Selah is a word found in the Old Testament. It shows up 71 times in the book of Psalms, and then you’ll see it 3 more times in Habakkuk, one of the prophets.
For example, see Psalm 3, which we’ve been reading as a church this week:
O LORD, how many are my foes! Many are rising against me; many are saying of my soul, there is no salvation for him in God. Selah
But you, O LORD, are a shield about me, my glory and the lifter of my head. I cried aloud to the LORD, and he answered me from his holy hill. Selah
(Psalm 3:1-4, emphasis added)
The meaning of the Hebrew word is somewhat enigmatic, but most scholars believe it is a musical term meaning: “stop and listen” or “pause, and think about that.” So it could also mean that a musical interlude should be inserted at that point.
One interpretation is that the word selah comes from a Hebrew root word, calah, which means “to hang.” Back in the OT, people would hang things on a scale to weigh them and then assign value or worth.
It’s as if the Psalmist is saying, “stop and hang out right here; weigh what you just said or heard; ponder it’s meaning and worth.”
These “hanging” moments are part of the rhythm of the psalms. I don’t know about you, but I need moments like this in the rhythm of my daily life.
What if we practiced selah? Stop. Listen. Pay attention. Weigh what you just read, what you just saw or experienced, what you just heard, what you just said.
We are inundated with information and opinions, articles and Facebook posts. I read a lot of them. And then I move on to the next cat video.

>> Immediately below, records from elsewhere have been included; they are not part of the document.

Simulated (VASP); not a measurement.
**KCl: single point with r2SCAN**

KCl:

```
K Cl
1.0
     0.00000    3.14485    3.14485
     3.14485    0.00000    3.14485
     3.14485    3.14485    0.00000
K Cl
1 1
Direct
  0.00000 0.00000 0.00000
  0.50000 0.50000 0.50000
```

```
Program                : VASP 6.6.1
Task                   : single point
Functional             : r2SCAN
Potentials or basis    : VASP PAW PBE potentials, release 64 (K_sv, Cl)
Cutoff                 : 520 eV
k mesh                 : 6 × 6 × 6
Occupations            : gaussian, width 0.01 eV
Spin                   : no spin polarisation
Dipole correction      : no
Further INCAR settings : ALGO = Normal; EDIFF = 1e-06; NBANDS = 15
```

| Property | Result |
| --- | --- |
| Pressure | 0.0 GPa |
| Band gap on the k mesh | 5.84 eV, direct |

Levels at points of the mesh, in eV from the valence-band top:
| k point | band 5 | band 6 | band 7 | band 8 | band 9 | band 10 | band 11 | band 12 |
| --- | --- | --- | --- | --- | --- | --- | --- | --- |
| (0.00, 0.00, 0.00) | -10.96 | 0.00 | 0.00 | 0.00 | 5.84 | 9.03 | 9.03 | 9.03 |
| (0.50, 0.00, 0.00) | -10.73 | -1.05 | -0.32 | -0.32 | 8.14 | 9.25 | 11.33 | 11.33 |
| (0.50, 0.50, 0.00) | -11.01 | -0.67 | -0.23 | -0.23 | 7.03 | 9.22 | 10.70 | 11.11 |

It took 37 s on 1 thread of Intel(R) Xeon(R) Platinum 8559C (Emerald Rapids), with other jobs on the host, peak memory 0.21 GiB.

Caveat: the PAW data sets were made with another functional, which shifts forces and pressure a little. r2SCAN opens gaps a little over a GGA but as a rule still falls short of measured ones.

What if we stopped and weighed? A sunset. A moment around the table with friends. A lyric in a song. A line from a book. What if we stopped and weighed before we posted it?
What if we read God’s Word this way? Instead of cramming it in and checking the box, what if we took a smaller bite and practiced selah? “Wow, what is this really saying?”
We live in a busy world. We have to make time to reflect. That’s why God’s Word is trying to build it in.